International NGOs Condemn IOI Group’s Plan to Divest from Conflict Palm Oil Plantation

If IOI divests, communities of Long Teran Kanan risk losing their lands, culture and livelihood

December 15, 2017

FOR IMMEDIATE RELEASE Thursday, December 14, 2017   CONTACT: Emma Rae Lierley, Rainforest Action Network, Emma@ran.org,  +1 425 281 1989 Patrick Anderson, Forest Peoples Programme, Patrick@forestpeoples.org +61406448411

 

San Francisco, CA – International NGOs have condemned an announcement by the Malaysian palm oil giant IOI Group (IOI) that it intends to sell its stake in a controversial palm oil plantation that has been at the center of a longstanding conflict with communities in Sarawak, Malaysia.

 

The IOI-Pelita plantation includes land taken from the Long Teran Kanan communities without their consent. The communities have been seeking compensation, the recognition of their rights and return of customary lands for over a decade. Two weeks ago, IOI finally agreed to participate in a meaningful mediation process with communities. However, a decision to sell makes further mediation meaningless as IOI will no longer have control over the plantation or the ability to resolve the conflict by meeting the needs of affected communities.

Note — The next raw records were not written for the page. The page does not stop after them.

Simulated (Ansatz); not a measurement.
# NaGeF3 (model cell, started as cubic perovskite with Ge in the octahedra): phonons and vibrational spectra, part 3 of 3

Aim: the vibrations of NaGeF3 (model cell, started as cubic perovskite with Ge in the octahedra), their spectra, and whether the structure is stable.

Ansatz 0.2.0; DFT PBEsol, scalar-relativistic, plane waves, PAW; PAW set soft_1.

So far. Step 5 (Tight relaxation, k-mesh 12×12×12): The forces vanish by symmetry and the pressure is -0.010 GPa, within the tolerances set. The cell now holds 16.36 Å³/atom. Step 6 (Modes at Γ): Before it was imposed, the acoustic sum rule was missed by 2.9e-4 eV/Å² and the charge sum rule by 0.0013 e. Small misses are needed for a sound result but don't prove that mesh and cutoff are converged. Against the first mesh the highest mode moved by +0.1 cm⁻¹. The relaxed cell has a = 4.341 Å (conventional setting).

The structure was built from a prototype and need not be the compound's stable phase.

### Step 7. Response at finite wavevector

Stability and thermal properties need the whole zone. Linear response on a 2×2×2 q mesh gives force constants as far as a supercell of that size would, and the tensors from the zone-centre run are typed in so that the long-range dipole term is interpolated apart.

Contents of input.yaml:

                                                                       

IOI is one of the major traders of palm oil into North America, Asia and Europe. It supplies palm oil to major brands, including Unilever, Hershey’s and Mondelēz.

                                               

“IOI has recently tried to convince the market that it’s earnestly reforming its problematic past. With this announcement, IOI is not only turning its back on communities, it casts doubt on its intentions to fulfill any and all of its commitments to sustainability,” says Gemma Tillack, Forest Policy Director for Rainforest Action Network (RAN).

 

“This latest move by IOI is a final effort to avoid its responsibility to remedy long-standing injustices against the Long Teran Kanan longhouse communities. A failure to deliver remedy for land rights violations will be a major breach of its palm oil policy and obligations as a member of the Roundtable on Sustainable Palm Oil (RSPO),” says Patrick Anderson for Forest Peoples Programme.

 

“This announcement is an act of bad faith. It has been made at the end of a six-month negotiation progress that aimed to finalize an agreed action plan between IOI and the communities who had submitted a RSPO complaint in 2010. This was a critical implementation milestone set by Grassroots, Rainforest Action Network, Forest Peoples Programme and Greenpeace, which will remain unfulfilled if IOI sells the concession,” says Andrew Ng, spokesperson and co-complaint from Grassroots. “IOI will condemn the communities of Long Teran Kanan A and B, Long Tabing Atas and Bawah, Long Tuyut, Long Teran Batu and Long Jegan to losing all their lands, culture and livelihood.”

                                                                                               

“If IOI sells its stake in IOI-Pelita it would be the final straw, proving once and for all that IOI cannot be trusted. If this sale goes through, then major brands would have no choice but to stop buying from IOI altogether. The RSPO would also have to expel IOI for such a gross violation of its rules,” said Bagus Kusuma, forest campaigner for Greenpeace Southeast Asia.

                                                           

NGOs are calling on the company to make a formal statement that it will cancel plans to sell its share in the concession and move forward with efforts to establish a mutually agreed mediation process and resolve this social conflict and associated RSPO complaint once and for all.